2013 Kuleto Danielli Red, Napa Valley
Like vintage 2012, vintage 2013 it was perfect by nearly all grape-growing standards in that yields were slightly above average, the weather was evenly warm, and fruit moved toward ideal ripeness without the fits and starts of the preceding two vintages. This produced wines with tremendous fruit flavors and textural depth. If you’re wondering if we in the Napa Valley ever tire of ‘perfect’ vintages, the answer is not at all. Our ‘Danielli’ bottling has evolved from being labeled as ‘Cabernet Sauvignon’ to ‘Red Wine’ in order to grant us maximum flexibility in blending the best wine each vintage without having to worry about the 75% varietal minimum. Blending at Kuleto takes place at all stages of the process – at harvest with co-fermentation of different varieties, at racking to build strength and complexity into various pieces of a potential blend, and finally with barrel selection as we approach bottling. The goal for our ‘Danielli’ is to make the most flavorful and supple wine possible. The 2013 Danielli is a very deep red color. The aroma is a heady mix of ultra ripe black plums, black currants, black and red licorice and bay leaves. The palate is full and firm for a mouthcoating finish. It has a sweetness that makes it immediately appealing, yet the overall structure will allow it to age for years... That is, if you are able to stay away from it for that long!

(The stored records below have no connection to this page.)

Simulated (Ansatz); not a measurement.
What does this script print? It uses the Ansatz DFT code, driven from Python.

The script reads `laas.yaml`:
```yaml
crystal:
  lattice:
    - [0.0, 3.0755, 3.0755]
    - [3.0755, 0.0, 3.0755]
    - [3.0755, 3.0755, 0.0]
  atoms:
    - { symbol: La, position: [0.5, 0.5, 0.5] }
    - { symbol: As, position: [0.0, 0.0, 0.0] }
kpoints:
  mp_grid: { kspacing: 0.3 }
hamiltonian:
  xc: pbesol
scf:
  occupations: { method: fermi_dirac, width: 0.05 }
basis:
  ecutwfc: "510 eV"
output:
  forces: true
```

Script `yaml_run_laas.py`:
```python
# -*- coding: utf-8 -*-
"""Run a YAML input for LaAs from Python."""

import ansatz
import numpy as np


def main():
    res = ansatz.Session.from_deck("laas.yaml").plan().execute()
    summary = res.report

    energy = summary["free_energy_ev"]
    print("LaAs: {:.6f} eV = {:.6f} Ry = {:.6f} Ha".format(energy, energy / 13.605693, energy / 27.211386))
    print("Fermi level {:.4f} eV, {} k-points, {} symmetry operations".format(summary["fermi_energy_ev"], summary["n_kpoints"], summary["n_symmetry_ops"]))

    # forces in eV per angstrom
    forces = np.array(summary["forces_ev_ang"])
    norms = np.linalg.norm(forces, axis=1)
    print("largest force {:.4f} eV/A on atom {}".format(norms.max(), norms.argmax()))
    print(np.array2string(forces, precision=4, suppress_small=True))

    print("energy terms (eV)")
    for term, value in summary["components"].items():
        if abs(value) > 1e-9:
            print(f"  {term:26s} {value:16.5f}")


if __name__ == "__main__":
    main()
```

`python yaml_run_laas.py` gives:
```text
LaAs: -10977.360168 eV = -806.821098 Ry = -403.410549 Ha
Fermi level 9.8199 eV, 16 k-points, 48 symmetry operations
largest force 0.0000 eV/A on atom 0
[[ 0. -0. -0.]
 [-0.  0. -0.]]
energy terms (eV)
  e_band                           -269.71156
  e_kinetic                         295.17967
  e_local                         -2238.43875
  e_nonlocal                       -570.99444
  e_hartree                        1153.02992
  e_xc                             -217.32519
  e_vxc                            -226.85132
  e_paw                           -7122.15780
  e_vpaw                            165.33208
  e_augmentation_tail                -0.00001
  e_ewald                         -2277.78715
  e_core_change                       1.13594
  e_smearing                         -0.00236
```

84% Cabernet Sauvignon, 9% Merlot, 4%Syrah, 1% Malbec
30 months in 50% new French oak
Kuleto is one of the most complex and diverse wine producing properties in the world. Located in the volcanic mountains of eastern Napa, our estate features 761 total acres and 82.9 acres of vines perched along ridges and clinging to steep hillsides. Our soils, exposures, elevation changes and sub-climates are so complex that we’ve delineated our property into more than 100 micro-blocks. Each of these tiny plots is treated as an individual vineyard with varieties, clones, rootstocks, density, trellising and farming methods tailored specifically to the site. For winemaker John Clews, there is a mutual understanding that all but a small percentage of the winemaker’s work is done in the vineyard. Keeping the vineyard’s serpentine twists and exposures in mind, the best-suited varietals for each block have been selected. Working with the land, not against it, the individually terraced lots are not oriented to one central direction, but instead are planted to maximize the benefits of their natural location.